Voting Rights Advocates Rally at SCOTUS During Gill v. Whitford Arguments

First, a little background: The last time the Court considered a partisan gerrymandering case was more than a decade ago in the case of Vieth v. Jubelier. The Court divided 4 – 1 – 4, with four Justices willing to overturn a Pennsylvania partisan redistricting plan and four opposed. The deciding vote belonged to Justice Anthony Kennedy, who agreed that excessive partisan redistricting could violate the Constitution but said he couldn’t find a standard by which to judge when a plan was excessively partisan. He also suggested that the First Amendment’s associational and free speech rights might be a better basis for overruling partisan gerrymandering than the Equal Protection argument traditionally used.  

Then came the Wisconsin legislature. After taking control of both houses and the Governor’s mansion in 2010, Republicans produced a redistricting plan that is the most partisan observers have ever seen. And they did it on purpose, using computer programs and all the tools of our modern age. Moreover, they repeatedly fine-tuned the plan, not only to ensure a Republican majority in the next election, but to achieve a majority in the legislature for a full decade, no matter how the voters voted.  

Gill v. Whitford is the challenge to this partisan redistricting plan. Plaintiffs argue that the plan does violate the First Amendment as well as the Equal Protection clause. And they used a new formulation that could provide a standard for courts to use. This is the “efficiency gap,” which measures the extent of “packing and cracking” -- the practice of concentrating the other party’s voters in just a few districts or distributing them so widely that their votes don’t affect the outcome – as well as partisan symmetry – whether each party would win the same number of seats if each received a certain number of votes. 

On Tuesday morning, all eyes were on Justice Kennedy. Everyone knew that he holds the crucial vote. They also knew that he is contemplating retirement, with his life-time replacement expected to join the Court’s conservatives in opposing any ruling against partisan gerrymandering.  

First the Court dealt with the technical issue of standing. The entire state-wide plan is being challenged in this case. But in racial gerrymandering cases, only a single district can be challenged, and some suggest this precedent means that the particular plaintiffs can’t come to court to challenge the Wisconsin partisan gerrymander. During oral argument, however, Justice Kagan pointed out that in “one person – one vote” cases, a statewide plan can be challenged, providing a different possible precedent for this case.  

Seeking additional ways to dispose of the case without reaching the merits, Chief Justice Roberts worried at length that the Supreme Court would be flooded with cases if the Wisconsin plan were overturned using ambiguous standards and that this would enmesh the Court too much in partisan politics. (As if Bush v. Gore and Citizens United v. FEC hadn’t already done that!) In response, it was pointed out that courts apply standards that aren’t rigid every day.  

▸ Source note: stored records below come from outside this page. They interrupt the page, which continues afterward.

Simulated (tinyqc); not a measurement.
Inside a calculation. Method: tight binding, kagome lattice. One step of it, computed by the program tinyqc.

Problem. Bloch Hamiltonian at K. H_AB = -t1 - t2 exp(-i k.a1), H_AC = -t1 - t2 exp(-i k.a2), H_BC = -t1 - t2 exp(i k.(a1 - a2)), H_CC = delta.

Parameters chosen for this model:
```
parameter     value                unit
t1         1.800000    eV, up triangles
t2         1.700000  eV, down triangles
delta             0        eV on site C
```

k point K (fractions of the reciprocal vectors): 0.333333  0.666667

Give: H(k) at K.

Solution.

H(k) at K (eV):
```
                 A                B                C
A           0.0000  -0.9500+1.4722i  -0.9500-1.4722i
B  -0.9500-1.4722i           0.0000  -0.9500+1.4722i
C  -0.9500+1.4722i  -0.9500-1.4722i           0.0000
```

Then Justice Kennedy asked, "If the state has a law or constitutional amendment that's saying all legitimate factors must be used in a way to favor party X or party Y, is that lawful?" The attorney arguing in favor of the Wisconsin plan was nonplussed, knowing that Justice Kennedy was giving an example that he clearly thought was unconstitutional. And Justice Kennedy continued, asking whether the example would be a violation of the First Amendment.  

Several members of the Court then asked about the judicial standards that might be used in the case, with the conservatives arguing that the efficiency gap wouldn’t really work and the liberals suggesting that it is a useful tool along with other criteria, including one-party control of the redistricting process. Justice Kennedy remained silent during this back and forth. 

What will be the outcome of Gill v. Whitford? Making predictions after oral argument is a fool’s errand. But we know it could have huge importance. If the Wisconsin plan stands, it will just be a footnote in the decline of American representative government. But if it is overturned, it will be like an earthquake, affecting redistricting at every level of government and once again fundamentally changing American politics.  All eyes remain on Justice Kennedy.